In a few words

We regularly identify bonded labourers around villages in Karnataka and enable them to file applications to the Deputy Commissioners for their release and rehabilitation.

We follow their applications to ensure that they are released and rehabilitated.

The identified and the released bonded labourers are encouraged to join the Union of Bonded Labourers and Agricultural Workers and meet in their village once a week.

We help women in the families of bonded labourers and agricultural workers form small self-help groups (SHGs) for savings and credit. Within these groups, they plan and carry out individual and collective projects for sustainable livelihoods.

Through the Union and the 1,597 SHGs, members are helped to access their various rights to minimum and equal wages, food, water, housing, education, health, information, representation in local governance and rights against discrimination as Dalits, Moolnivasis and women.
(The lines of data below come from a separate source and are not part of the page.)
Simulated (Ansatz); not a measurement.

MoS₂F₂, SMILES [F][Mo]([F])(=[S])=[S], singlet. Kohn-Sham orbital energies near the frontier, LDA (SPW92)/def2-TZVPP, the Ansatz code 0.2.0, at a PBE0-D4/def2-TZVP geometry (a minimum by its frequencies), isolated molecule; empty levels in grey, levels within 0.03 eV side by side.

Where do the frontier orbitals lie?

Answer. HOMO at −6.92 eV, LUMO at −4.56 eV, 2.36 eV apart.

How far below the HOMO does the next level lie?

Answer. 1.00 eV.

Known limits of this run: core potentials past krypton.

Continuous meetings, trainings, street theatre performances and public programmes are organised to raise awareness of bonded labourers and the general public on legal provisions on bonded labour and other related issues. Efforts are made to bring about changes in government policies at state and national levels. In 2004, we were invited to write the state plan of action for the eradication of bonded labour.

Meeting with bonded labourers’ families
in Thimmampalli

In 2010,

we won Free The Slaves’ Harriett Tubman Freedom Award.

The award is given to “a community-based organization that is demonstrating how slavery can be dismantled and destroyed.”